Here’s a great irony: JNU Students’ Union President Kanhaiya Kumar’s 11 February slogans about `azadi’ from hunger, exploitation, `Manuwad,’ etc. appears to have upset some Kashmiri `azadistas’ almost as much as it has upset right-wing conservative `nationalists’ – in some cases, perhaps even more.

Some Kashmiris have spoken quite worriedly since then about the `appropriation’ of their favouite word – `azadi.’ For, Kanhaiya’s speech channeled it into a discourse that represents a Leftist conceptualization of nationalist aspiration – within the framework of India. This `dilution’ of the word – as some of them call this creative usage of the word they commonly use to represent anti-India sentiment – makes many `azadistas’ uneasy.

The fact is that most azadi-walas see the world in two-dimensional black-and-white terms just as much as most right-wing `nationalists’ do. The latter want rigid conformity to the status quo. They see the world as a struggle between good `nationalists’ and evil anti-nationals. Azadistas cling to a victim-Kashmir versus oppressor-India binary even more tenaciously.

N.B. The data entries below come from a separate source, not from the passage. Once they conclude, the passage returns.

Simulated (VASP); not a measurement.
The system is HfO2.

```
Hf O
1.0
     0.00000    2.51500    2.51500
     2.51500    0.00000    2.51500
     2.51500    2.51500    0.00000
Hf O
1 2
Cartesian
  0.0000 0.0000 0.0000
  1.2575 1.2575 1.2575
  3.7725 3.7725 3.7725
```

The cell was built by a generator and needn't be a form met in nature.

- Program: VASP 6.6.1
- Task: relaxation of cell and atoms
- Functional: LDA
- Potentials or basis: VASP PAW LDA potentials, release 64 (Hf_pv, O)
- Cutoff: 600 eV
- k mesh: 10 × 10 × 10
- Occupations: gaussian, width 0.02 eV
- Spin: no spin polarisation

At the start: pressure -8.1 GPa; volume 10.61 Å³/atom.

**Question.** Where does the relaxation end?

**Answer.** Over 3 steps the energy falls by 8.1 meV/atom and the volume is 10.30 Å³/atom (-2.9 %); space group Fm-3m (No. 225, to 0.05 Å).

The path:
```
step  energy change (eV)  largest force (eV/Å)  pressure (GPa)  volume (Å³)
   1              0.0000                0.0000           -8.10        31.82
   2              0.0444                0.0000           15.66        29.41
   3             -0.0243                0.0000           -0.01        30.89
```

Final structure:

Focusing on inequalities and injustices within India undermines the ogre-like monstrous image of India which they have nurtured. Their narratives depend on a tight focus on human rights abuses – which, to be sure, have been horrific.

Tragically, one reason abuses have continued for the past quarter-century is that the two sorts of blinkered extremists feed off each other. Each has gained political mileage, and talking (or rather, yelling and sloganeering) points, by fulminating against the other.

Representational image. PTI

Representational image. PTI

While doing so, neither side focuses on peace. The militaristic right-wing is intent on supporting more armed forces deployment, more special powers for them, the suspension of citizens’ rights, and enhanced budgetary allocations for counter-insurgency wherewithal.

On the other hand, those who want to reserve the word `azadi’ for an anti-India assertion of Kashmiri identity are sometimes even more belligerent. That antagonism is the fount of slogans such as the more extremist ones that resounded in JNU on 9 February. Rights abuses and counter-insurgency excesses, mainly by the state police force during the past decade, give this hatred salience.

In Kashmir, discourses based on an exclusivist Kashmiri identity often extend seamlessly across the political leadership in both the so-called `mainstream’ and `separatist’ camps. Spin-offs from the now gigantic counter-insurgency economy accrue to a vast network of politicians and officials – and others with one sort of power or another. Some of the most vigorous proponents of Kashmiri `azadi’ are sons and other close relatives of ministers, MLAs, officials and even police officers and men.

Those who propagate the `azadi’ discourse most vigorously are often part of the social establishment within Jammu and Kashmir, even if they feel that their aspirations are stifled – a little like the irate `nationalists’ who beat Kanhaiya at the courts and those who fulminate on certain national television news shows also feel that `Leftists’ threaten their aspirations for a strong, proud India.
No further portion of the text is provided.